Learn the Basics Glossary Entity Conversion
Formation

Entity Conversion

The legal process of changing a business from one entity type to another — most commonly from an LLC or S-Corp into a C-Corporation.

Entity conversion is the process of formally changing a business's legal structure from one entity type to another. For startups, the most common scenario is converting from an LLC or S-Corporation into a C-Corporation — typically in preparation for institutional fundraising, since most venture funds and angel investors require a C-Corp structure.

The conversion process involves forming a new entity, merging or transferring assets and liabilities from the original entity, reissuing equity in the new entity, and filing state-specific conversion documents. The complexity and cost scale with how much activity the original entity has had — a brand-new LLC with no revenue or contracts is straightforward to convert; an entity with employees, contracts, and existing equity has more moving parts.

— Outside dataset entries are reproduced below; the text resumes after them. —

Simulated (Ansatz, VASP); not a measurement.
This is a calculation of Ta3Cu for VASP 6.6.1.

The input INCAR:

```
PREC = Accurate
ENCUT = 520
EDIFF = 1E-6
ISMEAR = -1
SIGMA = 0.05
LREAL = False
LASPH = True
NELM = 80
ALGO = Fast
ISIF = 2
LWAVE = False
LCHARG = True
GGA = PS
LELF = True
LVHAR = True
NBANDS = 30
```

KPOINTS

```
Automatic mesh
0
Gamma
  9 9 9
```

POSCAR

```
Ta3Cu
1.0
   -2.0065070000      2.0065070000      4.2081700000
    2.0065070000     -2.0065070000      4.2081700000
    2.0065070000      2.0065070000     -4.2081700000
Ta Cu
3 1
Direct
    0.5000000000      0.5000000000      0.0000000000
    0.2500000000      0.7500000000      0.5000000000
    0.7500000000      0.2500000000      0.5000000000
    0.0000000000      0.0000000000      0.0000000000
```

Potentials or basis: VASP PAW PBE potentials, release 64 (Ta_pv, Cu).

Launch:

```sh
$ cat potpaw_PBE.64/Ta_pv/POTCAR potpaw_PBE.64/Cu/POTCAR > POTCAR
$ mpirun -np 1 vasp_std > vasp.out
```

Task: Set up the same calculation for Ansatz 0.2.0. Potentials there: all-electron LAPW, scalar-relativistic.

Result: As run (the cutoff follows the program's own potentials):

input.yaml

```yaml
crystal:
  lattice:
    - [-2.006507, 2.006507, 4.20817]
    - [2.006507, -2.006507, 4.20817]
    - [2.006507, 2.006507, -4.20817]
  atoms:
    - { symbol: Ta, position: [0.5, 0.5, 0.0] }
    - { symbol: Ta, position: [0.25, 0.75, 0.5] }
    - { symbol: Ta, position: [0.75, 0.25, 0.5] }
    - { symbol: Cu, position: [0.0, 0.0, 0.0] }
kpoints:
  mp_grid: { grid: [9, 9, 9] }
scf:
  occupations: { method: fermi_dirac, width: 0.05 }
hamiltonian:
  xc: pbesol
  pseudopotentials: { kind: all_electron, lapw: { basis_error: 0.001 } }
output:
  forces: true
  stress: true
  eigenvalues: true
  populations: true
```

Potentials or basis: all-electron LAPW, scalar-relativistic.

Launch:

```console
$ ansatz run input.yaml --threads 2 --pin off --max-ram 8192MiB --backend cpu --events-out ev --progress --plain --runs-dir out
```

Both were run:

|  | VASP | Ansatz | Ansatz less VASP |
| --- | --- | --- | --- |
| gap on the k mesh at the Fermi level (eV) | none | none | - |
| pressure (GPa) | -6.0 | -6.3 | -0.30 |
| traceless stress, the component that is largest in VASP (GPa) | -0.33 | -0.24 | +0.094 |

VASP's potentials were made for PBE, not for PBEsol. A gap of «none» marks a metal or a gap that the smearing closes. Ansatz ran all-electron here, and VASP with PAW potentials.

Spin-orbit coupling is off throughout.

A common extension of entity conversion for startups is simultaneous redomiciliation to Delaware. Many founders who are converting anyway use the opportunity to also reincorporate in Delaware, since Delaware's Court of Chancery and well-established corporate precedent are standard expectations among institutional investors. Doing both at once avoids a second round of legal work later.

Conversion has tax implications that vary depending on entity type, state, and timing. S-Corp to C-Corp conversion in particular can trigger gain recognition on appreciated assets. Engaging a startup attorney and CPA before converting is strongly recommended.